@anotherside wrote: "Thanks for your reply and I totally get what you’re saying. Although out of interest, is it honestly that case that in a driving test, an examiner would not mark for “hesitation”, if a student waited until a car indicating left had actually started their manoeuvre of turninf left (ie in the example exiting at my entrance). As by the time you’ve waited for them to actually begin that turning manoeuvre you may have well then missed a gap in the traffic on the roundabout and held up other cars.
I think the element of confusion comes from during driving lessons people (including examiners) frowning/marking down on “hesitation” - when in real life driving you HAVE to hesitate in roundabouts because you can’t trust anyways signals? I’m sure at least half a dozen times during driving lessons I heard instructors say “he was turning, so you could have gone” (but actually meaning he was showing he was “ABOUT TO turn, so you could have gone”)."
It is more complex than would/wouldn't mark a hesitation. The whole situation is assessed. So in the case you describe, the roundabout was quiet, and even if you have a few cars behind you, you wouldn't hold them up for long if you missed a chance that most experienced drivers would go for easily. Therefore probably no fault for hesitation.
If it was a really busy roundabout where you have to take small gaps, you might get away with not going for the first such gap, but once you have been there a while and should have an eye for the traffic on the roundabout, you will be getting into fault territory if you are not going for relatively straightforward gaps as you are now starting to have a significant effect on other traffic.
Of course there are really tight gaps that I might go for in such situations that I would never encourage a learner to take on. I do it because I am certain, absolutely certain, of my ability to make the car go when I want, at the speed I want, and my ability to back out at any point if I realise the situation is becoming unviable. Examiners, likewise, do not expect learners to take such gaps.
Another factor which may have come into your situation, and certainly does in general for inexperienced drivers at roundabouts, is when you move.
In addition to picking up on subtle cues in terms of road position, wheel position, speed etc. of other cars, experienced drivers tend to mitigate the risk of people do something you don't expect with the timing of their movement.

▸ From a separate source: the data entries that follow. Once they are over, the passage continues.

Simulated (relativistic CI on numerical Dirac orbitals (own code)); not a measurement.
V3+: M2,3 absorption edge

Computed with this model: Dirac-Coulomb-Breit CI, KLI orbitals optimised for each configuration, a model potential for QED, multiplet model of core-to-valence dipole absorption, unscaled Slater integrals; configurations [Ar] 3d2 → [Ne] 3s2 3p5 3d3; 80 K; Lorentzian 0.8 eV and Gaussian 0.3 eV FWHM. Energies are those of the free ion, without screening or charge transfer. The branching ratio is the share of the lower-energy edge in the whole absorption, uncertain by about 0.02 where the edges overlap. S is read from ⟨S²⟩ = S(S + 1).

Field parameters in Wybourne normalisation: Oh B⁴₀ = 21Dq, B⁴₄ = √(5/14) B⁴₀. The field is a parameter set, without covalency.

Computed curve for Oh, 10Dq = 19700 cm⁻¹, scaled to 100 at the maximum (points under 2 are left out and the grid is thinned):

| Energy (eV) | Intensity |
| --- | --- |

A typical situation this might apply is actually where you have a car without an indicator coming around the roundabout. Are they coming in front of me? Are they leaving at my exit so not a threat? Often if you wait until you see them commit to coming off, it is too late to get on. Experience leads you to go early enough that it doesn't matter where they are going. The same might apply to your situation though - would I have made a decision and gone before their actual destination became an issue - perhaps (I would need to be there to be sure obviously).